Some ancients speculated that the stars were small holes in a black sphere through which distant light shone through. The Italian astronomer Giordano Bruno suggested that they were instead objects like our Sun, just much farther away, perhaps with their own planets and civilizations—this didn’t go down too well with the Catholic Church, which had him burned at the stake in 1600.
In 1608, a sudden glimmer of hope: the telescope is invented! Galileo Galilei quickly improves the design, looks at stars through his ever-improving telescopes, and sees … just white dots again. Back to square one. I have fond memories of playing “Twinkle, Twinkle, Little Star” on my grandma Signe’s piano as a kid. As recently as 1806, when this song was first published, the line “How I wonder what you are” still resonated with many people, and nobody could honestly claim to really know the answers.
If stars are really distant suns as Bruno suggested, then they must be dramatically farther away than our Sun to look so faint. But how much farther? That depends on how luminous they really are, which we’d also like to know. Thirty-two years after the song was published, the German mathematician and astronomer Friedrich Bessel finally achieved a breakthrough in this detective case. Please hold your thumb up at arm’s length and alternate closing your left and right eyes a few times. Do you see how your thumb appears to jump left and right by a certain angle relative to background objects? Now move your thumb closer to your eyes, and you’ll see this jump angle growing. Astronomers call this jump angle the parallax, and you can clearly use it to figure out how far away your thumb is. In fact, you needn’t worry about doing the math, since your brain does it for you so effortlessly that you don’t even notice—this fact that your two eyes measure different angles to objects depending on their distance is the very essence of how your brain’s depth-perception system works to provide you with three-dimensional vision.
If your eyes were farther apart, you’d have better depth perception at large distances. In astronomy, we can use this same parallax trick and pretend that we’re giants with eyes 300 billion meters apart, which is the diameter of Earth’s orbit around the Sun. We can do this because we can compare telescopic photographs taken six months apart, when Earth is on opposite sides of the Sun. Doing this, Bessel noticed that while most stars appeared in the exact same positions in both of his pictures, one particular star didn’t: a star that went by the obscure name 61 Cygni. Instead, it had moved by a tiny angle, revealing its distance to be almost a million times that to the Sun—a distance so huge that it would take eleven years for its starlight to reach us, whereas sunlight gets here in just eight minutes.
Before long, many more stars had their parallax measured, so many of these mysterious white dots now had distances! If you watch a car drive away at night, the brightness of its taillights drops as the inverse square of its distance (twice as far means four times dimmer). Now that Bessel knew the distance to 61 Cygni, he used this inverse-square law to figure out how luminous it was. His answer was a luminosity in the same ballpark as that of the Sun, suggesting that the late Giordano Bruno had been right after all!
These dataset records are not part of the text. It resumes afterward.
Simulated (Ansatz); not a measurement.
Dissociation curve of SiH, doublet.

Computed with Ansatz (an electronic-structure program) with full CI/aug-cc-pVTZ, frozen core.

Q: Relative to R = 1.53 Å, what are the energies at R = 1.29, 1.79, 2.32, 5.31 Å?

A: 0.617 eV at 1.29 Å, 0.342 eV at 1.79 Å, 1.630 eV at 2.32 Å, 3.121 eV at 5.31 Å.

Around the same time, there was a second major break in the case using a totally different approach. In 1814, the German optician Joseph von Fraunhofer invented a device called a spectrograph, which let him separate white light into the rainbow of colors from which it’s made up, and measure them in exquisite detail. He discovered mysterious dark lines in the rainbow (see Figure 2.5), and that the detailed positions of these lines within the spectrum of colors depended on what the light source was made of, constituting a type of spectral fingerprint. During the following decades, such spectra were measured and cataloged for many common substances. You can use this information to pull a great party trick, impressing your friends by telling them what’s glowing in their lantern just from analyzing its light, without ever going near it. Sensationally, the spectrum of sunlight revealed that the Sun, this mysterious fiery orb in the sky, contained elements well known from Earth, such as hydrogen. Moreover, when starlight from a telescope was observed through a spectroscope, it revealed that stars are made of roughly the same mixture of gases as the Sun! This clinched it in favor of Bruno: stars are distant suns, similar in both their energy output and contents. So in a brief few decades, stars had gone from being inscrutable white dots to being giant balls of hot gas whose chemical composition we could measure.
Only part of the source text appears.